Someone wrote to me last night to describe the Tenet appearance on "60 Minutes" in that way. The "show" that he put on for the world was typical of the man. It was all about him. He whined. He blustered. He tried to shout down and bully the interviewer. He tried to portray himself as a wronged man, an intelligence professional who had been betrayed (along with his faithful "followers") by the politicians in the White House. What a joke!

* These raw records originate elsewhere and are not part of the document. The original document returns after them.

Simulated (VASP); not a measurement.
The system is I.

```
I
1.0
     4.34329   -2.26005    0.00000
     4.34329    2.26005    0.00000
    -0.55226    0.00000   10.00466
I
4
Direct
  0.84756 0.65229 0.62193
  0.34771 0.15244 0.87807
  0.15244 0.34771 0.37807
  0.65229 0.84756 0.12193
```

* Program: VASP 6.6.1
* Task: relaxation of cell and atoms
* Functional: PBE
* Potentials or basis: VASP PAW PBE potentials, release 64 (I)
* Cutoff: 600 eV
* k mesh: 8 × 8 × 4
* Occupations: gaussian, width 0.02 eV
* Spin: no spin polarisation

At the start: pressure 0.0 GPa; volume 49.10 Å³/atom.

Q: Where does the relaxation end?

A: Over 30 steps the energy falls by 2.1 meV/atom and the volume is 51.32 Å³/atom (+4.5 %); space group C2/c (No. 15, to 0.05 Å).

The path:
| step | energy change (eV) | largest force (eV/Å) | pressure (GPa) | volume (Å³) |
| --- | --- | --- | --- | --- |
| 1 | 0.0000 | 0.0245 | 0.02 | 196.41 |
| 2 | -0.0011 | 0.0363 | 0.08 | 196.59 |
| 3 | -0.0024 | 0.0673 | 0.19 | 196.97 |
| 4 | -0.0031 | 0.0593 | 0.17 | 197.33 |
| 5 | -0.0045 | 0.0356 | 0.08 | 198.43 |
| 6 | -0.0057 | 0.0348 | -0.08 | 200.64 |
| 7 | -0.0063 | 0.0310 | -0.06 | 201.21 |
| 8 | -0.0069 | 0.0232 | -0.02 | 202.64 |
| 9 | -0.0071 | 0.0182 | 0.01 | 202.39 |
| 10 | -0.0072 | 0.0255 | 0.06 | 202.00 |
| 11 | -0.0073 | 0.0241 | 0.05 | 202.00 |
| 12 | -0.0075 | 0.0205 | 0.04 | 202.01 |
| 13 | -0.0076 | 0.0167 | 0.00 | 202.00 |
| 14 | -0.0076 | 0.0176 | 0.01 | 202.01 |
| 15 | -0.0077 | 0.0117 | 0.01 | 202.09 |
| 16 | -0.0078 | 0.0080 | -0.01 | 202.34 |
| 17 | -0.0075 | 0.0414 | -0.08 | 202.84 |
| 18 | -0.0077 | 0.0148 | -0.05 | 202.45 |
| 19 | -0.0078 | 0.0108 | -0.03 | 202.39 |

-George Tenet never did a day of intelligence work in his life before he became "Director of Central Intelligence." He was not a collector of information. He was not an analyst of information. He was not anything in any intelligence organization. He was a career Senate staff aide, a bureaucratic politician. He worked for a long time for the "Senate Select Committee on Intelligence," the SSCI. By his mid 30s he was staff director there. He was then a Democrat and the Democratic Party controlled the Senate. In that capacity he was in charge of helping the senators exercise "oversight" of intelligence community budgets and moving "paper" around between the committee and the intelligence agencies. During the early years of the Clinton Administration he was at the White House doing much the same thing. Then he made the politically appointed jump to Langley. Now, he is (in his own mind) a figure from a Tom Clancy or John Le Carre novel.
-He insisted in the interview that he should not be blamed for having been completely wrong in the judgments that he inflicted on the world about Iraq. "I believed it," he whimpers as though that should "take care of" the whole thing. Wrong, George!! You were were in charge of "getting it right." You failed in the task that you had accepted. People have died by the thousands because of your failure. Countries have been wrecked. Tenet insisted in the interview that CIA has "not tortured" anyone. When pressed by the interviewer he said, "you are not listening to me, we do not torture people!" He still seems to think that he can bully people into accepting his definitions of words. He says it is not torture, so, therefore it is not. He must have been an awful child. The interviewer asked if he had seen any of these "none torturing" interviews. He responded in high dudgeon that he had not. "I am not a voyeur!" A voyeur of what, George? A voyeur of what?
I weary of the whole thing. Tenet is going to "feast" on the proceeds of his book. Surely no decent person will buy the book.
I hope Georgetown University is happy with having him set an example of public service for its students. He and Douglas Feith serve there together.
Tenet's "finest" moment in the interiew was in response to the interviewer's question as to why he had not simply told the president that he thought the "facts" backing up intelligence on Iraq were problematical. He implies in the interview that he did have some doubts. Tenet was seeing the president every single morning. Tenet replied that the president was not an "action officer." In other words Tenet claims that he, the chief intelligence official of the United States had to operate within the bureaucracy.
It's not like that, George. You know that.